FX Dreamline Classic Specs:
- Type: PCP
- Action: Bolt action repeater
- Caliber: .25 as tested. Also available in .177, .22 and .30
- Projectile Type: Pellets
- Speed: 905 fps with lead pellets
- Energy at Muzzle: 48 foot-pounds
- Capacity: 16
- Safety: Manual
- Sights: None; 11mm dovetail for scope mounting
- Weight: 7 pounds
- Required Accessories: a pump or air compressor to fill the reservoir
What Type of Air Rifle is the FX Dreamline?
Made in Sweden, the FX Dreamline is a high-end PCP air rifle suitable for hunting or target shooting. An externally adjustable regulator, spring tension adjuster and a three-step transfer port adjustment allow for a wide range of tunes that can prioritize power, accuracy, or a balance of the two with a variety of projectiles.
How Does it Work?
The Dreamline Classic features a long, 250cc air cylinder under the barrel. The cylinder can be filled to a maximum of 230 BAR (3,335 PSI), using a ⅛-inch male probe that is inserted into a fill port near the muzzle end of the air cylinder. There is a pressure gauge on the end of the cylinder.

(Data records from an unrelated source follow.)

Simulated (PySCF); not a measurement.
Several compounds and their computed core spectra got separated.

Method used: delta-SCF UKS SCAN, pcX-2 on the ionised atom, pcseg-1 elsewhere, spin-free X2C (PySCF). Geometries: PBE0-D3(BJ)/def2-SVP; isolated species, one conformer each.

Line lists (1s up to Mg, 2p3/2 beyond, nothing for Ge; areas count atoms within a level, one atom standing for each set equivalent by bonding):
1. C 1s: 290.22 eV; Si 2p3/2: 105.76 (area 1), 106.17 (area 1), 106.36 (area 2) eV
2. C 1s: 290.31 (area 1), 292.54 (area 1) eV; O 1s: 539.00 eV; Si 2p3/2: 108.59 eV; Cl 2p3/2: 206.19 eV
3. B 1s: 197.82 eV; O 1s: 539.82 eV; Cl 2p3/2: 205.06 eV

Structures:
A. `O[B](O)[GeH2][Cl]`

The rifle features a smooth, sidelever cocking system to operate a rotary magazine. The .25 caliber mag holds an impressive 16 rounds. (Magazine capacity ranges from 13 rounds in .30 to 22 in .177.) The large diameter of the magazine requires the use of high scope mounts. A manual safety is located above the two-stage, adjustable, match-grade trigger. The FX is easy to use and offers great performance straight out of the box but really shines in the hands of more experienced shooters who will want to take advantage of the rifle’s adjustability.
How I Tested the Dreamline Classic
I tested the FX Dreamline Classic over several months, shooting hundreds of pellets and hybrid slugs at ranges from 25 yards to 100 yards. With its fully shrouded barrel and the included DonnyFL moderator, the Dreamline Classic is quiet enough for backyard shooting (especially at lower power settings) but you’ll need a good-sized yard because shooting at close range — at least off a rest — can get boring fast because the gun is so accurate.
Chassis and Optics
Let’s talk first about the GRS stock, a $400 upgrade from the walnut-stocked version. There’s a reason we’re seeing more high-end guns with stocks from this Norwegian company. Not only is the laminate gorgeous, but it also has great ergonomics, with an angled grip and a cheek piece and buttstock that are easily adjustable without tools. A lefty grip option is also available. The pistol grip is a bit on the large side so it will be most comfortable for those with medium- to large-sized hands. The wide forestock provides a solid base for benchrest shooting and features a UIT (Anshutz) rail for accessories, such as a bipod. Our test rifle arrived with the Element Helix 6-24 x 50 FFP scope, a solid mid-priced (about $500) piece of glass. Total weight of the rig, including the scope, was 9.4 pounds.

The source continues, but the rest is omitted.